Exile
The universe has two basic time periods, one, the period of exile, two, the period of redemption.
By understanding what exile is, we understand what redemption is – exile is nothing more and nothing less, than an unnatural state.
When the world was created, man and woman were completely taken care of by God in The Garden of Eden, where primarily, their delights were spiritual.
In this pristine state, Adam had a desire to taste the physical; and according to Kabbalah, Eve understood it was God’s intent for man to fall (for reasons we will explain later) and so she orchestrated the eating of the forbidden fruit – Adam had his taste and the world we know today was born.
No longer would there be a free lunch, “By the sweat of your brow you will eat,” God “cursed” man; “Childbirth will be painful,” God “cursed” woman; and most importantly as the sages teach us, the presence of God, actually felt within this world, was removed into higher worlds.

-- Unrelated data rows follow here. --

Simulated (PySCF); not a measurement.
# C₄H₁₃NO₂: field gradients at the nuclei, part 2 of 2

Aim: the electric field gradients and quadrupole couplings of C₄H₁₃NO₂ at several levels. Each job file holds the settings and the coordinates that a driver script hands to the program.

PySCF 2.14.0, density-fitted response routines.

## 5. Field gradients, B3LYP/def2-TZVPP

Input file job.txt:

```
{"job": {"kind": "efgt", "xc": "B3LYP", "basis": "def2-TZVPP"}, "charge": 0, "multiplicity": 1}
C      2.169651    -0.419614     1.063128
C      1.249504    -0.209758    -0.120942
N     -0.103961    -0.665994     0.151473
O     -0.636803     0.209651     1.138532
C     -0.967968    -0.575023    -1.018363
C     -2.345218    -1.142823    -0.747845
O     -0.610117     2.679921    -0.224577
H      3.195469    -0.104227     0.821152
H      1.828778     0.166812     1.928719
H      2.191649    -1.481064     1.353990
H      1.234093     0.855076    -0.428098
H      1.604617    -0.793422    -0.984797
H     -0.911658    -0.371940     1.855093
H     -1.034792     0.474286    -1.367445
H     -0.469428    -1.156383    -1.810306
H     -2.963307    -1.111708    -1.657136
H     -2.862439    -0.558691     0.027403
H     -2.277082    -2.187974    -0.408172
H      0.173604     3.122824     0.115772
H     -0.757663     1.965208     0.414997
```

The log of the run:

In other words, the natural state of reality is one where the presence of God is felt, heard and experienced.
However, God understanding human nature, desired something loftier than a handout. If I were to give you a million dollars you might be excited… But if you were to earn it “by the sweat of your brow” / as when a child comes after nine months of labor… then you will appreciate it!
So in exile we have a new reality, one in which evil entered into the consciousness of man, for all that man desires (caused by Adam’s self serving act, as opposed to selfless desires…) creates a self-justification for the attainment of the pleasure – and thereby shortly thereafter, we find jealousy, murder, until the world descends into total chaos and a great deluge (flood) wipes out humanity, save a few precious souls.
For another five hundred years or so things don’t properly improve until Abraham rediscovers God; rejecting the paganism and cult worship of his time, and then God begins His spiritual “descent” back into the world, so we can experience His presence.
At the giving of the Torah (Ten-Commandments) the Jewish people, as well as the Egyptians who came out of Egypt, joining the free ride, experienced God! saw how his reality is the only real reality, and all others are superimposed.
Then this high was lost at the sinning of the golden calf that the Egyptians convinced the Jews in, having feared that Moses abandoned them, because again it was not a spiritual high that God was after (for all is designed by God, both the high and the “mistake” that causes the fall) rather the labor of man to bring about the messianic age and utopian era of redemption.
To do this, the Jews had to enter into the real world, conquering Israel, setting up two holy temples (after three hundred and some years of the Mishkan / Tabernacle) and eventually take their precious values of peace, justice, charity and harmony into the rest of humanity; suffer extraordinary persecution by those forces that seek power above peace, that seek prestige above love, that seek totalitarianism above justice (e.g. Nazis, Arabs) and through their spilled blood, the nations in whose midst they lived, would come to realize their own foolishness and change their ways.
After two thousand years of wandering, after a holocaust that laid bare once and for all that conquest is evil, that murder reprehensible, and hence the Jewish values of peace, justice, charity and harmony were seared into the gentile world (perhaps excluding the Arabs who not only assisted the Nazis but continue to be belligerent.)
It is in this paradigm of peace, justice, charity and harmony that the messiah will find a ready audience.
Redemption
So redemption is getting back to the natural state of reality whereby God’s presence will be seen, felt and experienced.
The redemption will come about – herald if you will – through a messiah, a man born of flesh and blood, and in the word of Maimonides, the only Jewish codifier based on Jewish sources of how to identify the messiah: “If a king will arise from the House of David who diligently contemplates the Torah and observes its mitzvot, as prescribed by the Written Law and the Oral Law as David, his ancestor – will compel all of Israel to walk in (the way of the Torah) – and rectify the breaches in its observance – and fight the wars of God – we may, with assurance, consider him Mashiach.
If he succeeds in the above, builds the Temple in its place, and gathers the dispersed of Israel, he is definitely the Mashiach.
He will then improve the entire world, motivating all the nations to serve God together, as Tzephaniah 3:9 states: ‘I will transform the peoples to a purer language that they all will call upon the name of God and serve Him with one purpose.”
In other words, the Jewish belief has always been that there are two stages, the first is when the messiah builds his credentials in the reality of today and the second is when he heralds in the redemption of tomorrow.
One of the primary differences between the two parallel redemptions, namely that from Egypt and of the soon to be messianic one, is the nature of the audience.
In other words, when the Jews were in Egypt, all they really knew was that they were Jews – culturally even religiously, they were idol worshiping Egyptians.
In contrast to this, the world today is far more defined, far more unique, far more certain, far more Jewish i.e. the values of justice, peace, charity and harmony than ever before.